Sun sees the development of Linux as perhaps more concern for the lower end of their product offering. Sun's strategy is to make sure that Linux can run on the Sun hardware so people can choose to run Linux on Sun hardware. This is interesting because Sun can then continue to offer hardware support for their machines. In the future, we would not be surprised to see Sun offer software support for Linux on their lower-end machines.

In many ways, this is a short step for Sun. In fact, if you were to call a Sun administrator right now and ask him or her what's the first thing they do when they receive a new Sun box, they will tell you ``Download the GNU tools and compilers and install my favorite shells.'' Sun will perhaps finally get this message from their customer base and just do this for people as an outreach measure. However, Sun will operate at a disadvantage until they see the service their customer base can provide for them: innovation through cross-pollination of ideas based on source code release.

SCO, on the other hand, has a less flexible model. SCO's pricing model sells the OS first, with additional costs for tools that the Linux user takes for granted, such as compilers and text processing languages. This model simply can't be sustained in the face of competition from a robust free OS. Unlike Sun, which has added value in its broad hardware line, SCO has no hardware to tie profits to. Their OS is essentially all they have, and in SCO's case, that's not good enough. What will SCO do?

Their response so far has not been enlightened. In the beginning of 1998, SCO sent out a letter to its vast mailing list of users slamming open Unixes like Linux and FreeBSD as unstable and unprofessional while offering a reduced price on the SCO base OS. They were widely scorned for this move and had to do some serious backpedaling. The letter insulted a number of people by blatantly lying about the credentials of Linux. SCO didn't give their customers credit for being smart enough to see through the FUD. SCO eventually published a retraction on their web site.

In late 1998, SCO sent out a press release talking about how SCO Unix now has a Linux compatibility layer, so that your favorite Linux programs can be run under SCO Unix. The response was underwhelming. Why spend money on an OS just to make it compatible with a competitive free offering?

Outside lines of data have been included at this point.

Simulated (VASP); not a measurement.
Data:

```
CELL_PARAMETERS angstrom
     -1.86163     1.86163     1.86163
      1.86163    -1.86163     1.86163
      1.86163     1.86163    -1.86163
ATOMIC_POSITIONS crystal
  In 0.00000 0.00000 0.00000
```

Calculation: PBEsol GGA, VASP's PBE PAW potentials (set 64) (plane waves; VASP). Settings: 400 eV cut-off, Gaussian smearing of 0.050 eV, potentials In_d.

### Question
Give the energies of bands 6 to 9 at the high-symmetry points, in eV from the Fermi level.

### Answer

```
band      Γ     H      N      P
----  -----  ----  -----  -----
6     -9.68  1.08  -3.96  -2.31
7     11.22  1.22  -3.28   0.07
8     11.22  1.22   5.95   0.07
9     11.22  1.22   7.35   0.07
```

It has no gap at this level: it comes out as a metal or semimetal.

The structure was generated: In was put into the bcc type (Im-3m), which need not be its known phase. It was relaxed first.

SCO is in a unique position to benefit from the Open Source movement. SCO has some very valuable intellectual property that they can leverage into a real position of power in the Open Source future. They must, however, make a leap of faith. Instead of seeing Open Source as a threat that would erode SCO's intellectual property, they need to see Open Source as an opportunity to bring innovation to that intellectual property.

Of course the maneuverings of a company like SCO or even Sun with respect to Open Source pale compared to the actions of Microsoft. So far Microsoft remains locked in its proprietary model, and seems determined to see that model through at least the release of Windows 2000.

Our guess is that Windows 2000 will ship in the latter part of 2000 or early 2001 to great fanfare. This will be the great merging event of NT and 98 after all. Somewhere around this event, or six months before, there will be an announcement for a new Microsoft Windows operating system. Microsoft has always coveted the ``Lucrative Enterprise Market,'' a place where the machines serve a company's lifeblood of data. So far, however, there's no evidence that Microsoft can deliver a Windows NT system or Windows 2000 system with the greater stability this market requires. So this new system will be decreed as the coming solution.

Let's call the product that represents this phantom change ``Windows Enterprise'' or WEnt. Microsoft will look at NT and say, essentially, how can we make it more reliable and stable? OS theory, as Linus Torvalds points out in his essay, really hasn't changed much in the last 20 years, and so Microsoft engineering will essentially come back and say that a nice, tightly-written kernel without any pollution in the executive level of execution is the best way to accomplish reliability and speed. Thus to fix the major errors of the Windows NT kernels, namely the inclusion of ill tested or ill-chosen third party drivers and making the GUI part of the kernel, Microsoft will have to either write a monster slow emulation layer, or just break a ton of old applications. Microsoft is certainly capable of pursuing either course. But open-source programs may well have reached the maturity where corporations who are buying software will ask themselves if they trust Microsoft to give them what is already available under the guise of Linux, namely a stable kernel.

The answer will of course show itself with time. No one really knows if Microsoft can actually write solid stable software at this level. The ``Halloween Documents'' that Eric Raymond refers to suggest that even within Microsoft there are serious doubts.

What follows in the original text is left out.